Docs
Backtesting & Metrics
Learn how to run a useful backtest in Setup.Cash, interpret core metrics, and avoid common testing mistakes like overfitting and data leakage.
Backtesting is the process of running a strategy against historical data to evaluate how the rules behaved. In Setup.Cash, the purpose of backtesting is not to prove future profits. It is to validate logic, inspect edge cases, and improve the strategy workflow before paper trading or live use.
This page explains how to run backtests that are actually useful.
What Backtesting Can and Cannot Do
What backtesting is good for
- Checking whether your blueprint rules execute as expected
- Comparing strategy variants using a consistent process
- Measuring drawdown, trade frequency, and risk assumptions
- Finding weak conditions, missing filters, and invalidation problems
What backtesting cannot guarantee
- Future profitability
- Exact live execution behavior
- Performance under unseen market regimes
- Protection from overfitting if the process is weak
This is why backtesting should be followed by paper trading and ongoing review.
Before You Start a Backtest
Backtests are only as good as the blueprint and assumptions behind them. Before running a test, confirm:
- The blueprint is clearly defined (docs/blueprints)
- Risk rules are part of the strategy (not added later)

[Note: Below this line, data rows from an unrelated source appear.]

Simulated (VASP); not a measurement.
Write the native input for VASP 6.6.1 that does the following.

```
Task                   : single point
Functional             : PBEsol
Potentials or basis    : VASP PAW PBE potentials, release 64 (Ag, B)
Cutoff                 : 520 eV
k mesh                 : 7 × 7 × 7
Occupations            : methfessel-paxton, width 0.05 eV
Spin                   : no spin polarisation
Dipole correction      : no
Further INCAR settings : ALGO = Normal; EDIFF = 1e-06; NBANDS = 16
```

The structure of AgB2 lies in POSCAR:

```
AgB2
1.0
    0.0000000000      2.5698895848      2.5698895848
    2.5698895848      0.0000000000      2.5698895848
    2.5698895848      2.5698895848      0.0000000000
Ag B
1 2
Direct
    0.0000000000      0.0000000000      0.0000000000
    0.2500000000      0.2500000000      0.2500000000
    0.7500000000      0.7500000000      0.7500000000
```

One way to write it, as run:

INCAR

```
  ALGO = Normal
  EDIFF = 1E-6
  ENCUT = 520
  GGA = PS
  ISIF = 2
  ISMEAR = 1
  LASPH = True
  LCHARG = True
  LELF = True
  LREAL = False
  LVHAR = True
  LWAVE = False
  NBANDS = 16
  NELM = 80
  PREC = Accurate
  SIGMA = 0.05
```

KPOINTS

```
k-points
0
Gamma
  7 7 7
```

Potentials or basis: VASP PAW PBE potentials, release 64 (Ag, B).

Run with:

- You know what question you are testing
- You are not changing multiple variables at once
Example of a good test question:
Does adding an ATR-based stop improve drawdown consistency without reducing expectancy too much?
Example of a weak test question:
Can I make this strategy profitable if I tweak enough settings?
Core Backtesting Workflow in Setup.Cash
1) Run a baseline test
Start with the simplest valid blueprint version. Save the results. This baseline becomes the reference point for all later changes.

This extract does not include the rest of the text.